2022-11-30 02:53 AM
I'm building a computationally demanding application on a STMF2F769DI board using STM32CubeIDE and a USB connection to debug.
I've wrapped a segment of code (a FIR downsampling filter) with LED on/off and measured its execution time on an oscillosccope. I'm seeing 78 milliseconds for 512*32 (16320) single precision, floating point, multiply accumulates which comes out to about 5 us per multiply accumulate. The core is clocked at 216 MHz (no change to the clocks) so this seems incredibly slow. My project includes the CMSIS DSP libraries and I've used their library for the multiply accumulate block.
How can I tell if the FPU is being used. I've checked the status of __FPU_PRESENT and FPU_USED (both = 1). The floating point unit is set to the FPv5-D16 and I set the floating point ABI to hardware implementation. All three CMISIS libraries are linked M7lfsp_math, M7lfdp_math and M7l_math. What else should I check and have I missed anything obvious.

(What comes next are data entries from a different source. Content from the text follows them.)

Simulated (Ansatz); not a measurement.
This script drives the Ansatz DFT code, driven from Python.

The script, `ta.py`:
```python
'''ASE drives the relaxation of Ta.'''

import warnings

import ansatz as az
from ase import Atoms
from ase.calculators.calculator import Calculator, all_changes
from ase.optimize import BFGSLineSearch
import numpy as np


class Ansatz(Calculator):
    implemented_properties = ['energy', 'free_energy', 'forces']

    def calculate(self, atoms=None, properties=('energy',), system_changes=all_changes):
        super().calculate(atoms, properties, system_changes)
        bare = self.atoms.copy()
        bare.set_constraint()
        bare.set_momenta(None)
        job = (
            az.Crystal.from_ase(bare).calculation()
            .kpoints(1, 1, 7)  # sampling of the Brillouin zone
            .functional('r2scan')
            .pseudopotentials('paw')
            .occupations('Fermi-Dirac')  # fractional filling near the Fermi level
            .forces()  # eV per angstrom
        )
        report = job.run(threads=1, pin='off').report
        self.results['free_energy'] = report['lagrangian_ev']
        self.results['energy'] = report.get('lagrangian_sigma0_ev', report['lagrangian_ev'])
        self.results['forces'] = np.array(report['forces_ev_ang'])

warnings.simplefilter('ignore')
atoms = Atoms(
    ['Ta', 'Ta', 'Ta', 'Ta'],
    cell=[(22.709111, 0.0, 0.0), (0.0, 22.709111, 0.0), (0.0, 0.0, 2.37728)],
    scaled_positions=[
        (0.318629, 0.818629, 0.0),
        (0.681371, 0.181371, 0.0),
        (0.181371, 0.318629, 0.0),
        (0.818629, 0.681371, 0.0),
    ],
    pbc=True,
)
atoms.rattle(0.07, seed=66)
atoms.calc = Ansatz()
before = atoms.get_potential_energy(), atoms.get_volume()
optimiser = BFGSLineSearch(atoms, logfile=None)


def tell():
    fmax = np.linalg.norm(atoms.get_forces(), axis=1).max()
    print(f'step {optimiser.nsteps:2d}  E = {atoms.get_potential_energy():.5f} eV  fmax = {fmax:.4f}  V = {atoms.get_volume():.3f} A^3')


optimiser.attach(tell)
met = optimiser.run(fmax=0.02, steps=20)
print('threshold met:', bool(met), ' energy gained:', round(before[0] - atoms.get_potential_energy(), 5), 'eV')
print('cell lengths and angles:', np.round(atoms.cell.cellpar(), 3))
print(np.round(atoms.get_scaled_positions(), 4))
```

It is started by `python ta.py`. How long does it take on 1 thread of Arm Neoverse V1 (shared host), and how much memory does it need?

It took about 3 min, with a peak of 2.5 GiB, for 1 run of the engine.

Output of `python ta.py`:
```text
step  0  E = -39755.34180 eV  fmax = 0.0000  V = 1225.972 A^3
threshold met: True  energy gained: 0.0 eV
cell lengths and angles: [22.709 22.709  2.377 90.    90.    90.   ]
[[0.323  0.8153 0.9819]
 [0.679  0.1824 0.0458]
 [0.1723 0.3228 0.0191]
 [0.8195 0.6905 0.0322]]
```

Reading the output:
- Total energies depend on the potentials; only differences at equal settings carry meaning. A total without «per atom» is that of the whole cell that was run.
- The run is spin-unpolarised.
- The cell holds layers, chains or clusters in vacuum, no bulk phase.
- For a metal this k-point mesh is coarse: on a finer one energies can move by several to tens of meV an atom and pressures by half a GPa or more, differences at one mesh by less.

Greatly appreciate your help. This is really proving difficult to resolve.
2022-11-30 03:12 AM
just - which setting for optimizer did you choose?
(this changes a lot !)
-O2 was best in my tests.
read:
https://mcuoneclipse.com/2019/03/29/be-aware-floating-point-operations-on-arm-cortex-m4f/
2022-11-30 05:04 AM
You can use objdump on the .o file and check if/what FPU emulation functions are needed (they should start with __aeabi or similar) for linking. Ideally: none.
You may also check the disassembled code for FPU instructions vs. emaulation function calls.
hth
KnarfB